[Python-Dev] SRE incompatibility

Tim Peters tpeters@beopen.com
Fri, 30 Jun 2000 12:38:21 -0400


[Andrew Kuchling]
> ...
> This is for compatibility with Python string literals:
>
> kronos Python-1.6>./python
> >>> '\x00fffffff'
> '\377'
> >>> u'\x00fffffff'
> u'\uFFFF'
>
> (Where do these semantics come from, BTW?  C's \x seems to take any
> number of hex digits but then reports an error if the character is
> greater than 256, too large to fit into a byte.)
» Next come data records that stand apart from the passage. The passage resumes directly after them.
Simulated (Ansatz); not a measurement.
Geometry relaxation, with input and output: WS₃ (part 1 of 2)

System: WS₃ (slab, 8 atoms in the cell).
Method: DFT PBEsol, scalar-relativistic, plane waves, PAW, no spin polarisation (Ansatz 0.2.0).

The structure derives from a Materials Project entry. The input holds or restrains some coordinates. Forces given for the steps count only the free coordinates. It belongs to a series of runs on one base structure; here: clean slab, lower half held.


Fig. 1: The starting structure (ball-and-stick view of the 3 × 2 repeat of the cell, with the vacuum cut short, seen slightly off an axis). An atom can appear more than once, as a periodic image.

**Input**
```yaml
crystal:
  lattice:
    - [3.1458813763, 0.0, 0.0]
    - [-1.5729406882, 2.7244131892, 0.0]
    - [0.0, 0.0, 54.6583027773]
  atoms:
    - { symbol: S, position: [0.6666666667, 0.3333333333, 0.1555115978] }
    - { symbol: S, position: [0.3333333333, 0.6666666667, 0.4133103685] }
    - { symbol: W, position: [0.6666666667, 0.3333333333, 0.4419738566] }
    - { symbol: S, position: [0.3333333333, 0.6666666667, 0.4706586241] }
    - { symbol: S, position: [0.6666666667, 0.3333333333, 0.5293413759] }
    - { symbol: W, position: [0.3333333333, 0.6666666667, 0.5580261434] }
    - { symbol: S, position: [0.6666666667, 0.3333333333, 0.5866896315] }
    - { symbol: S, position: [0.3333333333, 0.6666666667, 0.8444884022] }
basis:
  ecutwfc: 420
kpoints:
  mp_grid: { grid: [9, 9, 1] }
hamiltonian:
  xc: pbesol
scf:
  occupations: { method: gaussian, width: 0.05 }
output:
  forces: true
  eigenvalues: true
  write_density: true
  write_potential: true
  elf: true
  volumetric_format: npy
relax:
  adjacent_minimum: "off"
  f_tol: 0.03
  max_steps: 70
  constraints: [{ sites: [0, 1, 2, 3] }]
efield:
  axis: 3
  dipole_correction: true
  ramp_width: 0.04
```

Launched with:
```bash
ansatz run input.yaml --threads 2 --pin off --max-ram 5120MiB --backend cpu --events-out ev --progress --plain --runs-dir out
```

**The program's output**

The behavior of \x in C is mostly implementation-defined.  The committee
knew that C had to do *something* to support "large characters" down the
road, but in those early days they had no clear idea exactly what.  So,
rather than do something sensible <0.5 wink>, they invented a perfectly
general mechanism without portable semantics.  "C itself" isn't complaining
if the character "is greater than 256", it's the specific implementation of
C you're using that's complaining.  A different implementation is free to (&
probably will!) do something different.

Guido adopted the most commonly implemented semantics (ignore all but the
last byte) in Python, apparently under the delusion that this would be a
Good Thing <wink>.  Marc-Andre followed suit by generalizing this madness to
Unicode.

> Note that the \u escape for Unicode characters uses exactly 4 digits,
> no more, no less.

I pushed for that obnoxiously.  Glad you appreciate it <wink>.  Java does
the same.

> It would certainly be simpler and clearer to only support a fixed
> number of digits with \x, since I find the casting down behaviour is
> magical and not obvious.

Yes, it's basically nuts.

> But I don't know if we want to make that change now.

No from me, because it may break stuff.  Wait for Python 2.0 <ahem>.

> (Guido now realizes the downside to numbering it 2.0, as everyone
> hurries to suggest their favorite backward-incompatible change.)

Guido always realized that, I believe.  It's a "least of evils" kind of
thing, mixed with a celebration, not a pure win.

> That doesn't help with regexes, of course, since a pattern might be
> written as a regular string but be intended to match Unicode.  Maybe
> the simplest rule is the best; always take 4 digits, even if it winds
> up being incompatible with the \x in string literals.

I vote for backward compatibility for now, and not only because that will
irritate /F the most.